Mexicans March En Masse Against President’s Electoral Reform

Mexicans marched Sunday against President Andres Manuel Lopez Obrador’s overhaul of the electoral system, with demonstrators nationwide criticizing the reforms ahead of next year’s elections.

(Bloomberg) — Mexicans marched Sunday against President Andres Manuel Lopez Obrador’s overhaul of the electoral system, with demonstrators nationwide criticizing the reforms ahead of next year’s elections.

Thousands of marchers wearing pink and white, the colors of the electoral body, filled Mexico City’s central square, the Zocalo, according to images broadcast on Milenio TV, which said that people were protesting in more than 100 cities. Mexicans abroad protested as well, including in Madrid. Protesters carried signs with the message, “Do not touch my vote.”

Lopez Obrador’s changes seek to reduce funding for the INE, as the electoral body is known, and trim its workforce. The regulator and electoral court are untrustworthy, the president, known as AMLO, has said. The Senate passed the electoral bill on Feb. 22 after the government failed to achieve a broader overhaul that required changing the constitution. The original proposal included changes to how electoral authorities are chosen.

“Here in this Zocalo there is hope,” Beatriz Pages, a protest organizer and a former lawmaker for the PRI party, said in a speech at the Mexico City protest broadcast on Milenio TV. Pages called on demonstrators to join her in “a long, long battle for democracy.”

Senator Josefina Vazquez Mota and lower house lawmaker Santiago Creel, both of the opposition PAN party, posted photos of themselves at the Mexico City demonstration on their respective Twitter accounts. 

The massive anti-government march, the second in over three months, comes as AMLO intensifies his clashes with the opposition as both sides define their positions ahead of the July 2024 presidential election. Lopez Obrador remains widely popular, with an El Financiero poll early this month saying 54% of Mexicans approve of his job in office while 45% reject it.

The opposition, which denounces the proposed changes as an attempt to tamper with next year’s elections, will ask the Supreme Court to annul the legislation, arguing that it requires a two-thirds majority in congress to change the constitution.

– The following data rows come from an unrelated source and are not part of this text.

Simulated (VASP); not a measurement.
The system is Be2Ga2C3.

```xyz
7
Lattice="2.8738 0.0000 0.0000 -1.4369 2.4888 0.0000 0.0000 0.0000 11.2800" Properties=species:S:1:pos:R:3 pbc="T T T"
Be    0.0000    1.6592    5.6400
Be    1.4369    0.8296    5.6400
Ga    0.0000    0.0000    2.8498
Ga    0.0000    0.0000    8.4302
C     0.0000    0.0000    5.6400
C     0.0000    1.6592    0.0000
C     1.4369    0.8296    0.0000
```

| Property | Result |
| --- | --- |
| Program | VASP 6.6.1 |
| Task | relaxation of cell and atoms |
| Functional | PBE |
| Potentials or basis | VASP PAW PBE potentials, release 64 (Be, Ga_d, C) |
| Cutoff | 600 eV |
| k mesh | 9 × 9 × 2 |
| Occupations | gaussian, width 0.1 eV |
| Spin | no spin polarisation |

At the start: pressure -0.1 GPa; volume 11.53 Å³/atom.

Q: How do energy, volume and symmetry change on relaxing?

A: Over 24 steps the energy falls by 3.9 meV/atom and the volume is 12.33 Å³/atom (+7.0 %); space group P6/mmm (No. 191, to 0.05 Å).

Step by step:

Late on Sunday, the Biden administration weighed in, with Assistant Secretary of State for Western Hemisphere Affairs Brian Nichols saying in a tweet that the US “supports independent, well-resourced electoral institutions that strengthen democratic processes and the rule of law.”

While organizers estimated half a million people marched in the Mexican capital on Sunday, authorities for the local government, controlled by AMLO’s party, put that number closer to 90,000, according to newspaper El Universal.

(Updates with US government comment in eighth paragraph, attendance estimates on last paragraph.)